With the burgeoning growth in the production of crude oil and natural gas liquids (NGLs), exports are on the rise. In fact, two big think tanks—RBN Energy (“Let It Flow - The Rise Of U.S. LNG Exports”) and Stratas Advisors (“North American NGL Outlook 2020 – 2040”)—each recently made the same bold statement: All new U.S. crude oil production would have to be exported!

Since then, industry leaders have echoed similar statements regarding natural gas/liquefied natural gas (LNG) space. The industry has been gearing up—the number of NGL treating, pipeline and export-oriented projects are growing dramatically. Development of this high-quality infrastructure isn’t without the need for additional storage (crude, NGL, chemical derivatives), which can mitigate feedstock supply risk, improve pipeline flexibility and reduce ship loading cost.

Underground storage of crude oil and NGLs in salt caverns is common in the U.S. Some of you may recall that salt cavern storage was the subject of a WSP USA article in Industry Voice, “Underground Storage Goes Midstream,” which appeared earlier this year. As Mother Nature would have it, not every region of the U.S. has underground salt storage potential. In areas where this is the reality, WSP geologists, geoscientists and engineers look to a suitable “salt substitute” to provide a viable and appropriate storage solution: Hard rock.

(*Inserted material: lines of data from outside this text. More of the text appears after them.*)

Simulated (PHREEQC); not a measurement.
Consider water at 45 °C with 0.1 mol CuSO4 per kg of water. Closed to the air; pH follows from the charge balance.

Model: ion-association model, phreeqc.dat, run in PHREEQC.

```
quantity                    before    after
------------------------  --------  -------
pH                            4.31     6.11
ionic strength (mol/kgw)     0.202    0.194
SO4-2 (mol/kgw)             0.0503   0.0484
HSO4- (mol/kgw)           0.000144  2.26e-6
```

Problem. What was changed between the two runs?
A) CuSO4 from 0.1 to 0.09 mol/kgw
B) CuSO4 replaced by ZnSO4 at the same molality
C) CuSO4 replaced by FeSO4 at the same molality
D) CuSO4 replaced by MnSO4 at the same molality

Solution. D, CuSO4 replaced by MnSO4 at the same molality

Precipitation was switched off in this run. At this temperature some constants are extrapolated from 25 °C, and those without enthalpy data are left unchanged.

Many regions in the U.S. have underlying blankets of shale and limestone, which are very desirable for mined storage development. Over the past five decades, WSP has constructed more than 80 hard rock caverns in the U.S., storing either propane or butane. Many are already in use worldwide, and more are under construction for crude oil storage.

Proven Technology

The mines used for hydrocarbon storage are unique, and are situated roughly 600 feet below the surface. WSP uses proven geoscience technology to identify formations suitable for creating an underground storage mine.

“We’ve been very successful utilizing igneous, metamorphic, dolomite, limestone and shale formations, and not all of them are suitable,” advised Ron Mart, a lead geologist at WSP. “Once a formation is identified, it is subjected to a rigorous technical evaluation program. Multiple test wells are drilled in order to retrieve rock core for lab analysis and in-situ testing.”

When a mined area is large enough to lower drilling and hauling machines into place, items are dismantled, lowered down the production shaft and assembled at mine depth.

WSP hard rock cavern engineer Frank Jurica agreed. “WSP pressure tests the rock in multiple locations as part of the cavern formation technical evaluation,” he said.

Once the rock is proven and permits are approved for mine construction, WSP mobilizes the cavern engineering and construction teams to develop the mining plans needed to safely carry out the project.

“Our mine engineers carefully lay out the pillar and cut sections, showing the exact locations of the shafts; and then the work of drilling the shafts begins,” Jurica said. “Mucking is the term used to describe the process of bringing the mined material to these drilled shafts during mining operations for removal,” he added.

Storage Cavern Construction

Once the shafts are completed to mine depth and the casings are cemented in place, the next phase of development is to install the mining equipment, including the hoist and skip. When this equipment is ready for operation, the “real” mining begins.

“It’s called break-out mining,” Jurica said. “During break-out mining, the first mine excavations are designed to be big enough to receive the mining equipment.”

Once the mined area is large enough to lower drilling and hauling machines into place, these items are dismantled, lowered down the production shaft piece-by-piece, and assembled at mine depth.

Eventually, there is enough excavated space, downhole equipment and mining personnel to get “production mining” underway. During this phase, most of the mine volume is created, safely and methodically. Mined cavern space created is surveyed utilizing state-of-the-art techniques to monitor throughout production mining. Once the target volume is achieved, the mine can be prepared for storage conversion.

“When we mined the butane cavern in Illinois, we created approximately 1.4 million barrels of volume for butane storage,” Jurica said. “We had numerous industry and government representatives visit the mine while it was in the production phase, which was good.”

Once the mine enters the storage conversion stage, visitors are no longer allowed downhole. At this point, storage infrastructure installation progresses with attention to detail and quality. The wellheads, pumps and cavern monitoring instrumentation are installed in preparation for final pressure testing and commissioning.

WSP has the personnel and experience to create reliable and useful underground storage across North America and around the world. So, you could say that WSP puts the “rock” in hard rock cavern storage!